The Tamil Progressive Alliance (TPA) yesterday (18) noted that unless there is written assurance from President Ranil Wickremesinghe on their basic demand that he should nominate a special committee to look into the issues of hill-country Tamils, the TPA would not show keen interest in attending the upcoming all-‽party conference.
Speaking to The Morning, TPA Leader and Samagi Jana Balawegaya (SJB) Opposition MP Mano Ganesan said yesterday that the TPA had continuously reminded President Wickremesinghe of the need to separately address the socio-political issues of the hill-country Tamils.

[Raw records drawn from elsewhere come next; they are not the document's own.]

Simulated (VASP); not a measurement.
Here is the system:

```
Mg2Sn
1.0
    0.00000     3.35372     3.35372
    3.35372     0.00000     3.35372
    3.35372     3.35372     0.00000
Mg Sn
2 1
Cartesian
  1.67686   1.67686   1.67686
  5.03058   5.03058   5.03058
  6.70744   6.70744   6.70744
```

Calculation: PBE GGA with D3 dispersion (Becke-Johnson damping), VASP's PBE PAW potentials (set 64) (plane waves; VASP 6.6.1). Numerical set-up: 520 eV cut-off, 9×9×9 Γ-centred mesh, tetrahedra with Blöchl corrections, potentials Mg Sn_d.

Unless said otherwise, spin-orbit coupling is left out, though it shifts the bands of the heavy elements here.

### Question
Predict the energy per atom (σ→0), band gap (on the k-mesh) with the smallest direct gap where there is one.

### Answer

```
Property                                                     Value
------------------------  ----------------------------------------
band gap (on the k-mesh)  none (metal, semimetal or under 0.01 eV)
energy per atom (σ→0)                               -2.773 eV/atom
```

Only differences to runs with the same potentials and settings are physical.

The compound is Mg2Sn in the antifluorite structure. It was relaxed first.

“The Government’s discussion with North and East Tamil parties should continue. We support it, provided that those Tamil parties participate. But this cannot be the entire agenda. There are two more entities that need to be handled separately, namely, the hill-country Tamil community and the Muslim community,” he added. He further said that the TPA had informed in writing to President Wickremesinghe on various occasions in regard to the aspirations of the hill country Tamils.
When commenting on President Wickremesinghe’s recent promise made in Jaffna to fully implement the 13th Amendment to the Constitution on the devolution of power to the Provinces within the next two years period, he said: “The 13th Amendment to the Constitution should be the starting point in resolving the ethnic issue.”
Meanwhile, Ganesan noted earlier that President Wickremesinghe should appoint three separate high powered committees to examine the proposals of the North and East Tamil community, the Muslim community, and the hill country Tamil community, where common positions reached through these committees should be taken up at the upcoming all party conferences that are scheduled for this year (2023), and thereafter be adopted as constitutional amendments.
Ganesan also proposed the establishment of a constitutionally mandated non-territorial community council for the hill-country Tamil community, as deliberated under the previous all party conference established by former President and incumbent Government MP Mahinda Rajapaksa, with a mandate on dealing with select affairs of the community that is living in a geographically concentrated basis in Nuwara Eliya and in a dispersed manner in other parts of the country.
“Once an agreement is arrived at by these high powered committees from the proposals presented by the three communities, constitutional amendments could be adopted. This would be a way forward for the all party conferences. We will not agree to be sidelined in this process,” he added. He pointed out that talks on the national ethnic issue are not restricted to any particular area, but that it is an islandwide issue.
Meanwhile, on 13 December, 2022, President Wickremesinghe stated that he intends to hold discussions with Opposition and SJB Leader Sajith Premadasa at the all-party conference in January, 2023, with regard to the devolution of powers and the 13th Amendment to the Constitution based on seven previous and related commission reports and the report on constitutional reforms submitted by the committee led by President’s Counsel Romesh De Silva.